GCP Developer Exam Study Guide - Part V
Part 5 of 6
Last month I took the Google Cloud Platform Professional Developer Exam. To prepare, I put together a study guide. I'm posting it here in five parts. Hopefully, it will help someone else with the exam. You can see the full study guide at my GitHub.
Section 5: Managing Application Performance Monitoring
5.1 Installing the logging and monitoring agent:
-
The agent can be installed with the following:
curl -sSO https://dl.google.com/cloudagents/install-monitoring-agent.sh sudo bash install-monitoring-agent.sh
There must be a workspace/project for stackdriver setup. When using stackdriver for AWS resources, there must be a GCP connector project. The agent must be authorized (the service account must have correct rights). More
5.2 Managing VMs:
- Debugging a custom VM image using a serial port: Use the
gcloud compute connect-to-serial-port [INSTANCE_NAME]

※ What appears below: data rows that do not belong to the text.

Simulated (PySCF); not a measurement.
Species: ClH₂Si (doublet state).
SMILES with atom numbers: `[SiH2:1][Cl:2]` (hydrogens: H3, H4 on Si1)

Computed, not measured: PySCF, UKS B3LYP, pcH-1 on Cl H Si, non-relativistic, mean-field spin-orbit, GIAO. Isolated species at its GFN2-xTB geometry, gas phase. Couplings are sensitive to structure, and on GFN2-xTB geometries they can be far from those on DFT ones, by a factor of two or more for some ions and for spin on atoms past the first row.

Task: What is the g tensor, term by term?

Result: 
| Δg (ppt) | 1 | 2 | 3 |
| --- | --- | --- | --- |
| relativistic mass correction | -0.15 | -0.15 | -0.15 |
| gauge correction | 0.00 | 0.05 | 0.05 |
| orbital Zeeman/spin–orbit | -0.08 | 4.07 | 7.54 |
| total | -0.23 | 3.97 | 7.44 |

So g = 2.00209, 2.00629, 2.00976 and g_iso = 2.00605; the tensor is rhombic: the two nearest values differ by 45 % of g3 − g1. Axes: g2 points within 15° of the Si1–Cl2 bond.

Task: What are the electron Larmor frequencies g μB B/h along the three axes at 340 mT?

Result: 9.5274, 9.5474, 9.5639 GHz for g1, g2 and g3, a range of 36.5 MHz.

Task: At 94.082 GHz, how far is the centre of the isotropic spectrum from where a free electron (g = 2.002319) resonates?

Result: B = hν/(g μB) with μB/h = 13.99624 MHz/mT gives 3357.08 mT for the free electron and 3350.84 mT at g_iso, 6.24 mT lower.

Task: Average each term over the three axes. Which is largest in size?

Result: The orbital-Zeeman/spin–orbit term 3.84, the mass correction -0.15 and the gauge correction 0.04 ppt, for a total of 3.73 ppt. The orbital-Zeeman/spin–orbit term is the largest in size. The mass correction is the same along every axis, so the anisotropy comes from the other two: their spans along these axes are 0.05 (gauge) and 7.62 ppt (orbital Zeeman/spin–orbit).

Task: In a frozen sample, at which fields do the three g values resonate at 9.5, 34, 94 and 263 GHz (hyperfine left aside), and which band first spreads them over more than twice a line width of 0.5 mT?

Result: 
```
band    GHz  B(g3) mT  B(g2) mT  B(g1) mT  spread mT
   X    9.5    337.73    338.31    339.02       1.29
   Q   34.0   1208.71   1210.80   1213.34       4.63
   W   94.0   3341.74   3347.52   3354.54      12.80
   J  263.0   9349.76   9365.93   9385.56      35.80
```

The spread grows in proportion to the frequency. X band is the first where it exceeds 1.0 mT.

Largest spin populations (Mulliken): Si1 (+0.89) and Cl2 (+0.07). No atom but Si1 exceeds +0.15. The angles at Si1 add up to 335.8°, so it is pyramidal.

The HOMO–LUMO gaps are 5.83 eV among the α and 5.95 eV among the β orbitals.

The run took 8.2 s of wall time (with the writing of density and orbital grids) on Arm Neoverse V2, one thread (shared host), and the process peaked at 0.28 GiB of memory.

command to connect. More details. - Analyzing a failed Compute Engine VM startup: First, check the serial port output (above). The BIOS, bootloader, and kernel will print debug messages there. You can enable interactive access to log in to an instance that's not fully booted. Next, verify that the file system on the disk is valid. You can detach the disk (or delete the vm and keep the disk with
gcloud compute instances delete old-instance --keep-disks boot
), create a new vm, attach the disk, ssh in, identify the root partition of the disk in question, and run a system check, mount the file system, and check that the disk has kernel files. If this works, verify the disk has a valid master boot record. Adapted from -
Sending logs from a vm to stackdriver: Stackdriver is the sink for all GCP infra logs automatically (start, stop, etc). To send logs from the app or os level, the stackdriver agent must be installed.
5.3 Viewing application performance metrics using Stackdriver.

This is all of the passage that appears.